What does Traction look like? Slack CEO Stewart Butterfield showed us last November at DEMO Fall, where he shared some slides on Slack’s incredible growth. Slack is a communications tool for teams with more than 300,000 active users. It is growing so fast that it was able to raise $120 million from Google Ventures, Kleiner Perkins, Andreessen Horowitz and others just before Butterfield appeared onstage.
Slack is a communication tool for teams, where everyone can chat privately, share files, and tap into other systems like Dropbox and Zendesk. But in order to grow, Slack needs to convince a whole team to use its product. “In terms of traction,” notes Butterfield in the video, “conversion was all about getting a whole team to convert instead of an individual. Usually there is one crankypants who could veto [adoption].”
Slack’s traction slides don’t look like smooth growth curves. Rather they show step functions of growth. Even when you look at activity at the level of an individual company, it usually starts with a trial period with nothing much happening, and then all of a sudden it pops and everyone is using it. For instance, here is the activity for one of Slack’s customers, an online media company:
And here is another customer traction chart:
I’ve embedded Stewart’s entire presentation at the bottom of this post.
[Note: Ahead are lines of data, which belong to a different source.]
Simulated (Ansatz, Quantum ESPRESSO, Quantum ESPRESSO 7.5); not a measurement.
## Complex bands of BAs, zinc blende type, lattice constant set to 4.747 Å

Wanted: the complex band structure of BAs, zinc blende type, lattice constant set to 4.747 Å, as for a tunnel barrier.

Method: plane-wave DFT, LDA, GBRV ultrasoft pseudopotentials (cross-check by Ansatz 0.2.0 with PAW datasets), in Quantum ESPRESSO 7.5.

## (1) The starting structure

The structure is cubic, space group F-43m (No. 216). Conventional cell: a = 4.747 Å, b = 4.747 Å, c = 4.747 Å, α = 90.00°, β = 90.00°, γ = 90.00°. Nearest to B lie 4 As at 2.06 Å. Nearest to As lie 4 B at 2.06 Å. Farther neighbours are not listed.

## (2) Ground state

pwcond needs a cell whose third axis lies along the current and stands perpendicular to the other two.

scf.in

Slack’s growth looks anemic at first, and then it just goes gangbusters because once a team is committed everyone has to get on Slack to keep up with what is going on at their company. For Slack, the key was to understand their conversion metrics. As noted in this recent article on Slack at First Round Review, “From 0 to $1B – Slack’s Founder Shares Their Epic Launch Strategy,” the key is to know your company’s “magic number.” Excerpt:
Know Your Magic Number and What Your Metrics Mean
There are industry-standard numbers, no doubt. But at the end of the day, only you can really determine your company’s magic numbers — the numbers that shed light on who is really using your product (and how you can get them to keep using it).
For Slack, the number is 2,000 — 2,000 messages. “Based on experience of which companies stuck with us and which didn’t, we decided that any team that has exchanged 2,000 messages in its history has tried Slack — really tried it,” Butterfield says. “For a team around 50 people that means about 10 hours’ worth of messages. For a typical team of 10 people, that’s maybe a week’s worth of messages. But it hit us that, regardless of any other factor, after 2,000 messages, 93% of those customers are still using Slack today.”
It turns out that more than 90% of people who sign up never invite anyone else or even use the service. But the people who do use the service bring so many other people in their companies onboard that the number of active users grows exponentially anyway. And that’s a beautiful thing.